Woehlert was in the trail aircraft. He climbed and nosed over for an attack, plunging toward the ridge from where the projectile had been fired.
Slebodnik made a tight turn. The valley filled with the noise of rotor blades chopping hard.
“Let’s go back in and see if we can draw fire,” he said.
Flying headlong toward the ridge, he changed his axis and pitch erratically, making the aircraft unpredictable. The Kiowa reentered the range of a rocket-propelled grenade.
He rushed the ridge, ready to fire, looking for a kill. Whoever fired did not try again.
Slebodnik broke right and continued the patrol, having survived another near miss.
The next day Slebodnik was headed back to Watapur Valley with Jason Sharp, another young pilot, in the left seat. Sharp knew of the close call the day before. He was curious why Slebodnik was still flying when he was past retirement age.
“How many years you been in the Army?” he asked.
“Twenty-two,” Slebodnik said.
“Man, don’t you ever worry about something happening?”
Slebodnik shrugged. “Not really,” he said. “I don’t think like that.”
Sharp wondered how that could be. The more hours, the more combat flights—the more risks added up. The math demanded acknowledgment. It merited respect. “If I make it to the twenty-year mark as a helicopter pilot, that’s it,” he said. “I’m done.”

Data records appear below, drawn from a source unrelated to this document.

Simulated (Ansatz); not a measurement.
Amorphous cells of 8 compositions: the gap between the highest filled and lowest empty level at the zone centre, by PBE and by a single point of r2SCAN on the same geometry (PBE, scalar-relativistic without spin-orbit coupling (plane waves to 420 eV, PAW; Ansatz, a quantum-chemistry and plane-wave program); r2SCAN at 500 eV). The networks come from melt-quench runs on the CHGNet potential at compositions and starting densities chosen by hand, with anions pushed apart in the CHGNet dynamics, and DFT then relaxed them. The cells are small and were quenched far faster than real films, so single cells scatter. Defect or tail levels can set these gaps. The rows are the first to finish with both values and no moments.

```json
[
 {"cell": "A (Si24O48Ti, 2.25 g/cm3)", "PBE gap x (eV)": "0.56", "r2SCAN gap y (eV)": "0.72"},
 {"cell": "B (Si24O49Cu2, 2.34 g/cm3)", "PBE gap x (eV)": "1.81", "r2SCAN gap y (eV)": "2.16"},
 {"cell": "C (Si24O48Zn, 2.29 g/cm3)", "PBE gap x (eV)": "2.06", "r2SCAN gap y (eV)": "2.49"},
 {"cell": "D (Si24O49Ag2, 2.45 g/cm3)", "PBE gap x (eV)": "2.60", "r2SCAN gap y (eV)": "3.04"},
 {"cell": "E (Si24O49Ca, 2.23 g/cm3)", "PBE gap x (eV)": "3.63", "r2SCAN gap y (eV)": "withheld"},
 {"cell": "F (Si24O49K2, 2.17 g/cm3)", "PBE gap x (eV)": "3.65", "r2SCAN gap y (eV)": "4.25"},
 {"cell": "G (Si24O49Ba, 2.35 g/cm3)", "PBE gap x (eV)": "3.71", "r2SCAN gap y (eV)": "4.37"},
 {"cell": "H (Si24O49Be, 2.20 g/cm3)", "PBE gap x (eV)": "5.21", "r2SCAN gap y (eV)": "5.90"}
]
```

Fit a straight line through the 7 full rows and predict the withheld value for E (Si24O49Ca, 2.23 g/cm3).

Slebodnik was the air mission commander that day, the second aircraft in the flight, following the other Kiowa’s tail, ready to cover if it was attacked—just as Woehlert had done for him the previous day. It was the hottest mission Sharp had flown: about 100 degrees Fahrenheit outside at 4,000 feet, conditions that reduce air density and helicopter performance.
The two Kiowas flew up the Kunar River to Asadabad, turned along the Pech River toward Watapur, and were called to help a ground unit taking fire from one of the ridges.
They rushed to the fight, climbing to 6,000 feet as they moved up the valley.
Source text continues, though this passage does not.